Italian energy major agrees to pay for gas in rubles
Italy’s Eni, considered one of the world’s seven energy supermajors, announced that it has begun procedures to open a dual checking account with Gazprombank to comply with Russia’s new ruble-based gas payment scheme, Corriere reported on Tuesday.
“In connection with the approaching payment deadlines scheduled for the coming days, Eni has begun, as a precautionary measure, procedures related to the opening of two current accounts with Gazprombank, one in euro and one in rubles, indicated by Gazprom Export according to a unilateral claim to modify existing contracts in accordance with the new gas payment procedure,” the company said in a statement.

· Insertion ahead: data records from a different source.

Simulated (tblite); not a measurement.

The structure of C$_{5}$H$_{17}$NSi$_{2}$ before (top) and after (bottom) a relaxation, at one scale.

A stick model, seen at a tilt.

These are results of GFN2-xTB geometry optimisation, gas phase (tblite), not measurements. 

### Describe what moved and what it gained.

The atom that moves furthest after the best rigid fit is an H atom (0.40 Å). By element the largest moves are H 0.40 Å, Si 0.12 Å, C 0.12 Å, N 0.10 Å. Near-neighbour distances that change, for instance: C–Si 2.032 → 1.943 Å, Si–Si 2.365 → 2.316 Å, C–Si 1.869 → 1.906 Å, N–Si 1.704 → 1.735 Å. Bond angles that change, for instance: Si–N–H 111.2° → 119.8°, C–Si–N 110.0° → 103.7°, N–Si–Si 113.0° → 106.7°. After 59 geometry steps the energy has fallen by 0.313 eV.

The accounts will allow Eni to pay for Russian gas in accordance with the new rules introduced at the end of March, in response to Ukraine-related economic sanctions placed on the country. According to the publication, the company had been waiting to comply with its contracts with Gazprom. In the statement, Eni noted that it had not been eager to accept the changes to the payment mechanism, and “the opening of the accounts takes place on a temporary basis and without prejudice to any of the contractual rights of the company.”
Under Russia’s new payment scheme, which only effects countries that placed sanctions on Russia, payments in their currency of choice are to be deposited at Gazprombank and the bank will then convert these payments into rubles so they can reach the gas provider, Gazprom Export. Eni said that the latter, along with Russia’s federal authorities, have reassured the energy company that any technical delays or inability to complete the conversion on time will not impact supplies.
The company, however, is worried whether its compliance with Russia’s new terms will be considered a violation of the sanctions on Moscow, and announced it would “initiate an international arbitration on the basis of Swedish law (as required by the existing contracts) to resolve the doubts regarding the contractual changes required by the new procedure.”
The European Commission has been strongly opposed to Russia’s new gas payment scheme. According to spokesman Eric Mamer, while enforcing the sanctions, which were decided on collectively by the EU, “is up to the member states,” these sanctions “have the force of law in the European Union,” and complying with Russia’s demands could be considered an infringement.
Opinions on Russia’s new gas payment scheme differ from company to company across the EU. Finnish gas distribution company Gasum announced on Tuesday that it will not use Gazprom’s proposed payment system, according to a TASS report citing a note from the firm.
French electricity company Engie, on the other hand, said it had reached an agreement with Gazprom on how to pay for gas deliveries from Russia, without specifying the details. Overall, according to Bloomberg, at least 20 European energy companies have set up accounts with Gazprombank in order to comply with the new payment mechanism, as the deadlines for gas payments are drawing near, with the closest scheduled for the end of May.